Sponsors will spend $675 million on entertainment and attractions, including theater, in North America in 1998, a 19% jump in spending over just the past couple of years, said Lance Helgeson, managing editor of Chicago-based IEG Sponsorship Report.

"Sports is saturated with sponsorships, and even the best integrated marketing efforts have their limitations. But theatrical events create unique opportunities for sponsors, who are beginning to discover their power," said Jed Bernstein, executive director of the League of American Theatres & Producers.

One of the latest to seek sponsors is Tribe, a Beverly Hills, Calif.-based entertainment company that unveiled plans this month for a multicity tour of the resurrected 1960s rock musical "Hair," accompanied by a giant festival.


"Hair, the Festival" will launch next year and is billed as the first-such traveling theater. The event will spread out over several acres, combining the Broadway-style musical with a rock concert-like festival including music, restaurants and other entertainment.

"It's a Broadway event, a traveling city like Cirque du Soleil -- a series of shops and restaurants and a cultural event all in one concept," said Paul Leighton, co-chairman of Tribe along with "Hair's" original producer, Michael Butler.

The event is slated to spend a month each at more than 20 North American cities.

"The goal is to create an experience, not just a performance, and connect with people through a cultural event that draws on the enormous appeal of the 1960s, hippies and creative freedom," Mr. Leighton said.

No sponsors have been named yet, but he said Tribe is in discussions with several major marketers for national sponsorships in key categories.

The potential audience for such theater-related events is huge. Nationally, a record number of people -- 26.8 million -- attended live theatrical events during the season ended May 31, and sponsorship of Broadway-style theater is surging, said the New York-based League of American Theatres & Producers, which promotes theater on behalf of members throughout the nation.


"We've seen between $10 million and $12 million in sponsorship dollars enter the theater scene in the last 18 months, and there are more things ahead . . . the entertainment menu has exploded," said the league's Mr. Bernstein.

Cadbury Schweppes signed a long-term agreement through the league to be the official mixer and tonic of Broadway this year, and in November begins a national in-store sweepstakes offering a Broadway getaway for two to New York. The league's "Live Broadway" logo is incorporated on millions of packages of Schweppes products as part of the deal.

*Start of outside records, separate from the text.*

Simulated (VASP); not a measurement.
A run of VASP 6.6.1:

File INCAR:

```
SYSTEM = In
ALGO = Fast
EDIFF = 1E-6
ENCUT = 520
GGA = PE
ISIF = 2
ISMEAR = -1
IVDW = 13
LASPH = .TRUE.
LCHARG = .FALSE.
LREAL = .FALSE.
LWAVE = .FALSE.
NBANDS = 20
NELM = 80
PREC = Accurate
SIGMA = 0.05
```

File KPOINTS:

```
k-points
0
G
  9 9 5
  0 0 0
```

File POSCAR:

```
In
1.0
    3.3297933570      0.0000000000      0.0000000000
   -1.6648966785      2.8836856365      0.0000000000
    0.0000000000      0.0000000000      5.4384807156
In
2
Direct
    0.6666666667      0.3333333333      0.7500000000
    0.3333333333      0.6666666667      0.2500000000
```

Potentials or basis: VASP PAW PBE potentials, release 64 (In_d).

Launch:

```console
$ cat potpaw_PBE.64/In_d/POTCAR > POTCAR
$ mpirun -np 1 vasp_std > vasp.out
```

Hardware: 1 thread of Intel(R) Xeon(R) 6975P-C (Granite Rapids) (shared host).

Continental Airlines, the official airline of Broadway through the league, next month begins sponsoring a hot line (888-411-BWAY) for consumers to get information about theater productions nationwide.

Retailer Lerner New York also has become a league sponsor, and discussions regarding additional sponsors are pending, said a league spokeswoman.

"Broadway and sponsors are learning to work together, finding opportunities to cross-promote one another," Mr Bernstein said. "At the same time, a national platform for certain shows is emerging that's ripe for sponsors to take their message to markets across the country."

Local New York theater promotions also are on the upswing. Sprint Corp. is giving away tickets to the new musical "Footloose," opening Oct. 2 on Broadway, with the purchase of a Sprint PCS communications system. Retailer Duane Reade is conducting a sweepstakes to win tickets to "Footloose."


The theater league's deals in most cases are official sponsorships where money is paid for those sponsorship rights, but that isn't always the case with theater-related deals. Promotions often are cooperative partnerships with no money changing hands between the marketer and the theatrical property, said Margery Singer, an independent consultant to Manhattan theater producers.

"Promotions allow a marketer to tout products to a very sought-after audience; in turn, the Broadway show gets a huge publicity boost in the marketplace, reaching a wider group of potential audiences in diverse channels," she said. "It's a great, inexpensive two-way street for marketers and for the theater."